“Women understand each other. Most of our stories deal with the finer nuances of feeling — the hopes and disappointments, joy and love we all experience every day. It takes a woman to understand the inner world each one of us inhabits within the visible outer world,” asserts Malathi Ramachandran. This author, who has published two full-length novels, ‘The Wheel Turned’ and ‘Edge of all the Light’, is presently working on her third one. But it is not just this new book that is keeping her busy. Malathi is one of the members of the writer’s group, Inklinks, a Bangalore-based group of women from diverse professional backgrounds, but with a common interest in writing fiction. She says, “It is a support group that has been a source of encouragement and motivation for me and other women authors.”

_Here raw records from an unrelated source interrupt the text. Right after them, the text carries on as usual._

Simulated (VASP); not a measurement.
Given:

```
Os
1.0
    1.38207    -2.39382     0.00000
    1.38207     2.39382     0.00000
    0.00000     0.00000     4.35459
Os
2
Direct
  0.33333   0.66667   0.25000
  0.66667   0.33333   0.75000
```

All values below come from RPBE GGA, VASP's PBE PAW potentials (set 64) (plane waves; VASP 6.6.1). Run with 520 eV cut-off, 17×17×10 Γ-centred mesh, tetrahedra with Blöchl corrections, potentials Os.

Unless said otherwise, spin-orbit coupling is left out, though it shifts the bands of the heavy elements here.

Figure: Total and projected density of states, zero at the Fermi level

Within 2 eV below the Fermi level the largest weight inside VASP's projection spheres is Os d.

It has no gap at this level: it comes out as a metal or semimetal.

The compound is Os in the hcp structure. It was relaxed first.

Inklinks comprises of women who are doctors, psychologists, teachers, social workers in the age group from mid 30s to 70s. So how did they come together? Writer Khurshid responds, “We used to meet at various book readings and other literary events. Some were friends and some acquaintances, and gradually as we met at these events, we grew close to each other and decided to take our interest in the written word further.” They wrote stories, shared them with each other via email and met every month for discussions. They motivated each other to write and critiqued the work with an aim to publish their work — goals which they have achieved, having published two anthologies of short fiction, Bhelpuri and Door in the Wall.
Talking about the books, Malathi explains, “Bhelpuri (which is an eponymous title, as it describes the book as being like itself, a varied mix!) was published in 2009 by a Bangalore publisher Songbyrde and was sold through word-of-mouth publicity — creditable that the book is completely out of print now!” Unlike Bhelpuri which is a happy mix of all genres of short fiction — romance, suspense/mystery, seriousness and humour — Door in the Wall deals with barriers and how they can be overcome. Malathi agrees, “Door in the Wall has a definite theme of ‘Walls’ between people, between a person and the world, between cultures and so on.” Their books, written in a simple language, relates to everyday happenings and incidents.
Being an eclectic group, undoubtedly every single member of the group has her own individual style of dealing with a subject and of writing. But this has not deterred them from their common goal which is to pen a story. Adding to this, Malathi outlines the creative process of the group. “It goes something like this: First we decide on a common theme or sometimes that we will write on any topic we wish. Then we set a deadline for emailing the stories to each other. At our next meeting, each one of us critiques the stories. Sometimes stories are rewritten,” Malathi says.
So what’s in store for Inklinks in the days to come? “We have our next topic ready and we can’t wait to get back to the keyboard! We may also add a few writers to our group who have shown interest and potential,” Malathi states.
Published on July 17, 2014 in The New Indian Express.